[Edu-sig] Advice: is python suitable?
urnerk at qwest.net
Thu Oct 7 20:28:30 CEST 2004
Hi Peter --
I looked the 3006b.pdf. I don't think enough specifications are provided
regarding what is meant by a "scientific language" before negative judgments
are passed on Java and the scripting languages. I don't immediately trust
that the authors know what they're talking about.
Like this paragraph:
Scripting languages such as Tcl, Perl and Python are not in
themselves scientific languages but can be used to tie together
code in other languages and provide user interfaces.
Way too dismissive. Especially in light of their earlier spec (one of the
few offered): "It is the overall time for writing, debugging and running
that is important." Exactly, and a scripting language may save you a lot of
time in the writing and debugging steps. The runtime speed gains you'd get
from doing the same work in C (or assembler) may be of little consequence in
a typical setting.
Scientific calculations based on real data or constants are usually fine
with IEEE 754 floating point ( http://grouper.ieee.org/groups/754/ ).
Material such as the following, about the peculiarities of binary-based
arithmetic, may belong in any introduction -- I see 3006b.pdf discusses some
of these same topics: http://docs.python.org/tut/node15.html
Anyway, Python is entirely suitable for doing physics computations. There's
also add-on called Numeric that will provide more of the linear algebra and
FFT if you need it (I notice the Forest Basic programs come with a library
procedure for eigenvalues -- Numeric would be the counterpart).
The Forest Basic programs also have some graph-making library. Python is
not welded to any one graphics technology, because there are so many,
although Tk is included in the standard distro, and so has out-of-the-box
capability (I like Zelle's wrapper for Tkinter in this connection).
My approach to graphing, for example, has been rather unconventional: I've
pressed a free 3D rendering package into service, using Python to write the
scene (e.g. http://www.4dsolutions.net/ocn/catenary.html ). The more
ordinary approach would involve using Python bindings to gnuplot
(http://www.gnuplot.info/ ) for example. (
Python has already made many inroads in the scientific community. You
should draw your own conclusions through study, but at least have peace of
mind at the outset that you're not barking up the wrong tree.
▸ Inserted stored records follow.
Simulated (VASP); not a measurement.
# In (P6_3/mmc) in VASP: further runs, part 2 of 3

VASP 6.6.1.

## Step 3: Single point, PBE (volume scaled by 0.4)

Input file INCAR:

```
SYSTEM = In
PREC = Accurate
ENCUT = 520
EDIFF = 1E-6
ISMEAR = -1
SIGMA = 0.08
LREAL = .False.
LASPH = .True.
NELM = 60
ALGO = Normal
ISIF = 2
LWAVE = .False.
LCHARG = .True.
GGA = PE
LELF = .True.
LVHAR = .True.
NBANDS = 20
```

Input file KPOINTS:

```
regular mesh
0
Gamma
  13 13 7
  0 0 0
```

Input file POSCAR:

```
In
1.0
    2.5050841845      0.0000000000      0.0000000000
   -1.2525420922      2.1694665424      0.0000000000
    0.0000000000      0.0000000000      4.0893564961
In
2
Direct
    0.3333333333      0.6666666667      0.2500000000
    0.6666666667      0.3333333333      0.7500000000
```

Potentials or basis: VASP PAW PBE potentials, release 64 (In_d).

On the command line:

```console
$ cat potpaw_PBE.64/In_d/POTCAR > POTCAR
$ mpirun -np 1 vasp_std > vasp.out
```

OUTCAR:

Check out VPython as well -- a simple 3D graphics library developed at
Carnegie Mellon for use in their physics curriculum (of course it has other
applications as well).
> -----Original Message-----
> From: edu-sig-bounces at python.org [mailto:edu-sig-bounces at python.org] On
> Behalf Of Peter Bowyer
> Sent: Thursday, October 07, 2004 12:57 AM
> To: edu-sig at python.org
> Subject: [Edu-sig] Advice: is python suitable?
> Hello list,
> This is semi off-topic, so I'd better introduce myself :-)
> I'm studying physics at the University of Southampton, and joined this
> as I hope to use my final year project to create physics simulations in
> Python to aid students, or (even better) write course material to teach
> students how to think about the physics concepts (and program at the same
> time...). That is still a year away, and I've not experimented much with
> Python yet to see how feasible it would be to do this kind of thing.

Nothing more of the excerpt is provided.